Well yes Abdo, it's because you're an Arab and a Muslim. Or maybe more importantly because you are a Muslim. The Ninth Circuit Court of Appeals (who you would think would be all over individual rights) said it's okay for the FBI (or I would presume any law enforcement agency) to put GPS devices on people's cars without a warrant. And we know the FBI and police departments profile. It's a thin line, and it's certainly not fair or right. We may as a society acknowledge something is wrong when African Americans are targeted by the police more often than white people or people who "look" Latino in Arizona will now be asked for their citizenship papers. But although Juan Williams was fired for making anti-Muslim comments, his biased opinion is one that has a lot of sympathy in this country. As long as it is the other who gets the closer look at airport lines, not "us", because clearly "we" are not terrorists, "they" are. I think I can be sympathetic with the fear that gets people there, but not with the biases they insist on holding.

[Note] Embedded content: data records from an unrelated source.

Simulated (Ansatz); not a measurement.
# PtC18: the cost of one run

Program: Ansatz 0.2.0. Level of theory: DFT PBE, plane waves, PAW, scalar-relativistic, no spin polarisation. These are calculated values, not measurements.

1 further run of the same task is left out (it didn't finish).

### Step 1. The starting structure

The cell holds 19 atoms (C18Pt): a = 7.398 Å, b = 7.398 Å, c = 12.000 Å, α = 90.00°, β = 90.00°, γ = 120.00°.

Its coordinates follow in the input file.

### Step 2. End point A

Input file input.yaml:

At the same time, I can't be sympathetic with a Muslim American who doesn't understand why they are receiving extra scrutiny. I'm not saying it's right, but I'm saying it should be pretty clear to them what forces are at work there. But how easy to drop a GPS device on someone's car? And for now, these agencies don't even need a warrant. Presumably if I put my own GPS device on somebody else's car that would be illegal, but for now the government has a legal right to do so to anyone it pleases. And I trust the government, but do not trust the individuals who must carry out these tasks. The laws of the bureaucracy usually have the best intentions and it's overzealous crackpots like the Arizona Sherrif Joe Arpaio who are able to bend the system to fit their devious means. And what makes them any better than an actual terrorist who slips through our security? How can you separate one as having any better intentions than the other?
The inevitable drumbeat of technology brings us closer to a future that will be determined by what kind of people we are. Technology is only a tool. Webcams can monitor hurricanes, tornadoes, weather disasters, and fires to prevent loss of life and aid in where to quickly send emergency personnel. But they can also be used by schools to spy on their students
or cameras in general, as in most of London, whose goal is to keep street crime down but are everywhere monitoring the citizenry. For those of you worried about being targetted by tracking devices, you can use one of the many anti-GPS tracking devices
out there. They emit a frequency in a range that should block GPS devices on your car from working. Though I suspect there's some legality issues as private citizens are not supposed to be operating jamming devices of any kind. It's kind of amusing that the FBI that was so anti-computer when Robert Mueller took over in 2001 would have progressed so far to using the tools of technology as part of this post-9/11 security frenzy. But I think in the end it's not the devices nor the government that we need to worry about. It's ourselves. We allow the hysteria and the racism and the hatred and set the moral bar for what will and will not be allowed. I know libertarians like to blame the government for encroachments on our freedoms and liberty, but in the end it's a society that sets the standard, and we are each one of us a part of that.